Here we attach the webpage instructions for 4 crowdsource evaluations based on MTurk. The instructions for mean opinion score (MOS), degradation mean opinion score (DMOS), speaker similarity (SSIM), and ABX test are shown in Fig. 10, Fig. 11, Fig. 12, and Fig. 13, respectively.

The task unit of MTurk is called Human Intelligence Task (HIT).

For MOS, the total amount of HITs were 6108. Each HIT was assigned to 2 subjects. The reward for each HIT was 0.05 USD. The total amount of budget we spent for MOS was therefore, 716 USD. The estimated hourly wage for MOS is 18 USD.

Figure 10: Mean opinion score test instruction.

For DMOS, the total amount of HITs were 200. Each HIT was assigned to 2 subjects. The reward for each HIT was 0.1 USD. The total amount of budget we spent for MOS was therefore, 40 USD. The estimated hourly wage for DMOS is 18 USD.

Figure 11: Degradation mean opinion score test instruction.

For SSIM, the total amount of HITs were 5160. Each HIT was assigned to 2 subjects. The reward for each HIT was 0.1 USD. The total amount of budget we spent for SSIM was therefore, 1032 USD. The estimated hourly wage for SSIM is 18 USD.

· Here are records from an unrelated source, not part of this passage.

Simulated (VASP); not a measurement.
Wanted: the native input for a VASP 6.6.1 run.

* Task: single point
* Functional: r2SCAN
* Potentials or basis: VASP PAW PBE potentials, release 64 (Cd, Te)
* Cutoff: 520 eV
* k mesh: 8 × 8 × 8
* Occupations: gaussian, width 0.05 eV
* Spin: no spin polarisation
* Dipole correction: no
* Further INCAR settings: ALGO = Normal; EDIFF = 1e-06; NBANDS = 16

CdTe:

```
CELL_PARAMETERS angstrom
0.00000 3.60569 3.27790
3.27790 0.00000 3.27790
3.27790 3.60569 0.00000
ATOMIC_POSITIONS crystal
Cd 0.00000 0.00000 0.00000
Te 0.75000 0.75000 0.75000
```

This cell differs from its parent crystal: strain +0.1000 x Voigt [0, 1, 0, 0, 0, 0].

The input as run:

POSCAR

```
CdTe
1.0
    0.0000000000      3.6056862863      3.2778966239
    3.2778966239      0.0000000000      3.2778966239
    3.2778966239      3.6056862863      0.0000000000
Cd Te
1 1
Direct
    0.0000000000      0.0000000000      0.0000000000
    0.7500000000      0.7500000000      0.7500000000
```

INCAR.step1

Figure 12: Speaker similarity test instruction.

For ABX, the total amount of HITs were 150. Each HIT was assigned to 5 subjects. The reward for each HIT was 0.1 USD. The total amount of budget we spent for SSIM was therefore, 75 USD. The estimated hourly wage for ABX is 12 USD.

Figure 13: ABX test instruction.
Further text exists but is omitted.